Advanced green technologies such as superheated solar towers and gas from trees can compete with industry-backed carbon-trapping technology for around $6 billion of European Union funding, an EU document shows
Money could also go to giant wind turbines, made of space-age composites, nearly as tall as the 300-meter-high Eiffel Tower and three times more powerful than today's biggest. The report lays out the principles the European Commission will use for dividing funding from the EU's Emissions Trading Scheme — where polluters trade permits to emit global warming gases — and gives the first list of eligible technologies.
The report could kick off a battle between Europe's nascent green industries, backed by environmentalists, and the giant utilities that back Carbon Capture and Storage (CCS). "We think the majority should be earmarked for renewables," said Greenpeace renewables campaigner Frauke Thies. "CCS is risky and we don't know if they can deliver. But we know renewables can deliver and there is so much more potential."
British Prime Minister Gordon Brown played a key role in securing the funding during last year's EU climate negotiations, but the big winners from CCS are utilities such as Germany's E.ON and engineers like Alstom of France. CCS, essentially burying harmful gases, is seen by some as a potential silver bullet to curb emissions from coal-fired power plants, which are multiplying rapidly worldwide and threaten to heat the atmosphere to dangerous levels.
Sharing the technology with China and India could also prove critical in securing their commitment to a new global deal on fighting climate change at talks in Copenhagen in December.
Kick-start
While the technologies exist, utilities are reluctant to build CCS power stations without public funding because the CCS component adds about 1 billion euros to the cost of each plant. The European Parliament last year proposed billions of euros to help kick-start CCS, but could only get member states to back the proposal if the money was shared with new green technologies such as geothermal energy and concentrated solar. Environmentalists argue that the companies lobbying for CCS in the EU made profits of over 90 billion euros last year and support is unjustified.
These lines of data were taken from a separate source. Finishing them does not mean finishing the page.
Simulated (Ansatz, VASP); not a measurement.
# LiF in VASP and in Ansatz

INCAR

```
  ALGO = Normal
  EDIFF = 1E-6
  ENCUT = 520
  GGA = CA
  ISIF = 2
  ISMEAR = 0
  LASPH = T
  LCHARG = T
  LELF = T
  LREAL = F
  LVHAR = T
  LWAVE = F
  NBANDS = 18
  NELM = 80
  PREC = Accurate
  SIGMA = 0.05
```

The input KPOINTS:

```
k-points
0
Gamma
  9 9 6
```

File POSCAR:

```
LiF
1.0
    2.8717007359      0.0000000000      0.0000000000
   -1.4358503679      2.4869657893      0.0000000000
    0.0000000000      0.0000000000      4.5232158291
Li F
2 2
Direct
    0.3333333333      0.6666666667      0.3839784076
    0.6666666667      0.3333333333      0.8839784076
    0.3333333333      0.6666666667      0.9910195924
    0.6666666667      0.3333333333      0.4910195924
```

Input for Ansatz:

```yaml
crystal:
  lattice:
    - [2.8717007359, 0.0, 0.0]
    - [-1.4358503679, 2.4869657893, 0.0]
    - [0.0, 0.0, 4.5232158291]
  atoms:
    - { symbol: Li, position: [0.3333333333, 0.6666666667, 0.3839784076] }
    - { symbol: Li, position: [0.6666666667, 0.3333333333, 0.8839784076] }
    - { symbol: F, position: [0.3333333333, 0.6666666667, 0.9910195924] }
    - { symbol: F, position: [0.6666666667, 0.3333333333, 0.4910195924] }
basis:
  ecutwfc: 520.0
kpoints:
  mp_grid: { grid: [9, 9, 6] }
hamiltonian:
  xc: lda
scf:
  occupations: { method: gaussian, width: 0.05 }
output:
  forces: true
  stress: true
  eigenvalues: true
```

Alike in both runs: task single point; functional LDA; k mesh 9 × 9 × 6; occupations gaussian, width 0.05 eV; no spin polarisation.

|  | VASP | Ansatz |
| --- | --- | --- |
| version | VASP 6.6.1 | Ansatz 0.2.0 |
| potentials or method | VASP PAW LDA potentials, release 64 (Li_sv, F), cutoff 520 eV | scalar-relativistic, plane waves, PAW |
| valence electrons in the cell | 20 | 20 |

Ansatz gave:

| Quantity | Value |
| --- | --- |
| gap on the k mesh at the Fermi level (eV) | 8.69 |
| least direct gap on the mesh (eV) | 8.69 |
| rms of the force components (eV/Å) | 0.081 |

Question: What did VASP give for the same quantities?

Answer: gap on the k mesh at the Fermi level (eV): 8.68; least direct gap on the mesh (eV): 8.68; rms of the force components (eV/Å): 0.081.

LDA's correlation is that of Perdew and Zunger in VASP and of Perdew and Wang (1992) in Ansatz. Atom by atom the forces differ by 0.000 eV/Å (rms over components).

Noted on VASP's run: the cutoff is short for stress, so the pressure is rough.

Many renewables on the list of eligible projects, obtained by Reuters, are at the very cutting edge, such as so-called concentrated solar power systems using lenses and mirrors to eke the most energy out of the sun's rays. "The principle is that the extra funding is distributed proportionately between CCS and renewables, but departures from this can be justified by a lack of suitable candidate projects," said the report.
Environmentalists fear the fragmented renewables industry will fail to compete against utilities that have proposed clearly defined CCS projects, many of which received recognition in a recent EU economic recovery plan. "The Commission is not saying how much funding is going into CCS and how much into renewables, and we think they should define that at the start," said Thies of Greenpeace.
The EU plans 10-12 CCS demonstration projects by 2015 to kickstart the industry. Operators will not be able to keep the knowledge gained in the pilot projects for their own commercial advantage, but must share it freely.